1. Choose 3 to 6 features. Explain the choice.
2. Apply K-means:
   1. At K=5
   2. At K=9
   3. In both cases: 10 or more random initializations, choose the best solution over the K-means criterion; present it in a table.
3. Interpret each found partition by using features from the data table – as instructed in the lecture slides. Explain why you consider one of them better than the other in this perspective.

Take one of the partitions found in the previous work.

1. Take a feature, find the 95% confidence interval for its grand mean by using bootstrap.
2. Compare the within-cluster means for one of the features between two clusters using bootstrap.
3. Take a cluster, and compare the grand mean with the within- cluster mean for the feature by using bootstrap.

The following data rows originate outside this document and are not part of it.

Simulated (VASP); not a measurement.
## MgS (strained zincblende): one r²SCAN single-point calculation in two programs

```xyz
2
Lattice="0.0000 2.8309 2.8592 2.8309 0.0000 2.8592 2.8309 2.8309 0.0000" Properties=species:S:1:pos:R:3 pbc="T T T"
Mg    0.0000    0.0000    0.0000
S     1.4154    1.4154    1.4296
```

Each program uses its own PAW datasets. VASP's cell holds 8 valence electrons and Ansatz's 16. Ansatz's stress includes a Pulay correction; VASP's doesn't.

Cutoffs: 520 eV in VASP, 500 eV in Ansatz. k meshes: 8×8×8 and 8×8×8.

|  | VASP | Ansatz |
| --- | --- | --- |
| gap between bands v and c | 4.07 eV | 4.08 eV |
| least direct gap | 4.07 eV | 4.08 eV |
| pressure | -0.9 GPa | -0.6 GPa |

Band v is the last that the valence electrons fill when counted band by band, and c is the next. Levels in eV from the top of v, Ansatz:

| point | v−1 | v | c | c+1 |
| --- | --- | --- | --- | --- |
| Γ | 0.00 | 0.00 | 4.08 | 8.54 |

Note: each application of bootstrap should be done in both, pivotal and non-pivotal, versions.

1. Consider three nominal features (one of them, not more, may be taken from nominal features in your data).
2. Build two contingency tables over them: present a conditional frequency table and Quetelet relative index tables. Make comments on relations between categories of the common (to both tables) feature and two others.
3. Compute and visualize the chi-square- summary_Quetelet_index over both tables. Comment on the meaning of the values in the data analysis context.
4. Tell what numbers of observations would suffice to see the features as associated at 95% confidence level; at 99% confidence level.

1. In your data set, select a subset of 3-6 features related to the same aspect and explain your choice (may be the same subset that was used for k-means clustering).
2. Standardize the selected subset; compute its data scatter and SVD; determine contributions of all the principal components to the data scatter, naturally and per cent.
3. Compute and interpret a hidden ranking factor behind the selected features. The factor should be expressed in a 0-100 rank scale (as well as the features – ranking normalization).
4. Visualize the data using two first principal components at the standardization with two versions of normalization: (a) range normalization and (b) z-scoring. At these visualizations, use a distinct shape/color for points representing a pre-specified by you group of objects. Also, apply the conventional PCA for finding two first principal components and visualization; compare to the results at z-scoring. Comment on which of the normalizations is better and why.

1. Find two features in your dataset with more or less “linear-like” scatterplot.
2. Display the scatter-plot and comment how well it is suitable for building a linear regression.
3. Build a linear regression of one of the features over the other. Make a comment on the meaning of the slope.
4. Find the correlation and determinacy coefficients, and comment on the meaning of the latter.
5. Make a prediction of the target values for given two or three predictor’ values; make a comment.
6. Compare the mean relative absolute error of the regression on all points of your set and the determinacy coefficient and make comments.